Saturday, November 7, 2015

Shortly after my company took over the operation of most of the airports in Saudi Arabia, I was visiting the old Jeddah facility. The manager and I hopped in a golf cart for a quick tour. He said “there is something I want you to see” and he drove out to the end of the longest runway. We looked out across the arid, flat, desert  scrub and saw bags as far as the eye could see. There were travel bags, boxes tied with twine, designer trunks, metal containers, a seemingly endless variety of items that at some point were precious to travelers. This was the place where luggage came to die. And a long and lingering death it was. In the mid-1970’s in Saudi Arabia, there was nothing more telling about the need to modernize at least some aspects of everyday life.
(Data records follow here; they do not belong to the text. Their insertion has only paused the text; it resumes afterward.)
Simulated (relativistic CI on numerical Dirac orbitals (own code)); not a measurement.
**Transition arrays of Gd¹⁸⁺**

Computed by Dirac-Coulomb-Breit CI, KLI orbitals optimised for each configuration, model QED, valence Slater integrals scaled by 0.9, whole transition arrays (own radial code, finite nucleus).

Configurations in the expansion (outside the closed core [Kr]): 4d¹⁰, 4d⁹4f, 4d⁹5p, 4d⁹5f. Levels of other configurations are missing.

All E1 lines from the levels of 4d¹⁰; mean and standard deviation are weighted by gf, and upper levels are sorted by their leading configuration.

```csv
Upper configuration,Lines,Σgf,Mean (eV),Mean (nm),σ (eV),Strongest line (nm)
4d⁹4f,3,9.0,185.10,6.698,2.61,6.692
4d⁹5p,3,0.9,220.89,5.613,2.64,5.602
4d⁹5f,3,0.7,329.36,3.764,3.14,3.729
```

These bags wound up there because the structure that was supposed to supervise their safe travel was completely broken. And the solution was to drop them off in the desert and pretend they never happened.

I fear that in the modern world, the same thing is happening to many of the poorest citizens who have been caught in nations that no longer function. In these places no one seems able or willing to fix the problems from within and no one wants to step in and take on the problems. Instead, the general consensus is that it is someone else’s issue and we hope they will disappear into the desert where we can pretend they never existed.

All over the world, the ground is shaking beneath our feet, and we keep hoping the earthquakes will happen somewhere else. Population shifts are happening as we hide within our daily lives. Migrants are flowing like water from one place to another and the levees aren’t high enough.

We are running this world the way the Saudis were running their airports in the mid-1970’s. It won’t work.

What is happening in the Middle East is indicative of what is happening all over the world, although, perhaps, in less media-attracted ways.

I wrote “Entering the Gulf” many years ago and included it in my first book Daydreams (Snap Screen Press, 2004).

“Gulf” has several meanings including “chasm” and “abyss”. Perhaps we should look at this as a place where we may all soon live.

Glenn K. Currie

(I also want to remind my readers that all of my books are still available in my website at www.snapscreenpress.com and at Gibson's bookstore in Concord, NH. Please visit my site to see descriptions on all of these publications)

                    Entering the Gulf


The ocean’s surface boiled,
Alive with red sea snakes,
Wildly striking out at
The churning of our wake.

The foam grew thick with blood,
Welling up from below,
Hell’s gates broken open,
Releasing venom’s flow.

These serpents seemed to guard
The entrance to this sea,
Warning those who pass here,
“This blood will flow from thee”.

Suddenly they were gone,
The Persian Gulf lay dead,
Silence like a gunshot,
So quick the vision shed.

The quiet like a veil,
Drawn o’er the Earth and sky,
An eerie, empty mask,
Concealing angry eyes.

The land then came in view,
It’s rage burning the air,
Desert sands spewing flames,
Black blood flowing everywhere.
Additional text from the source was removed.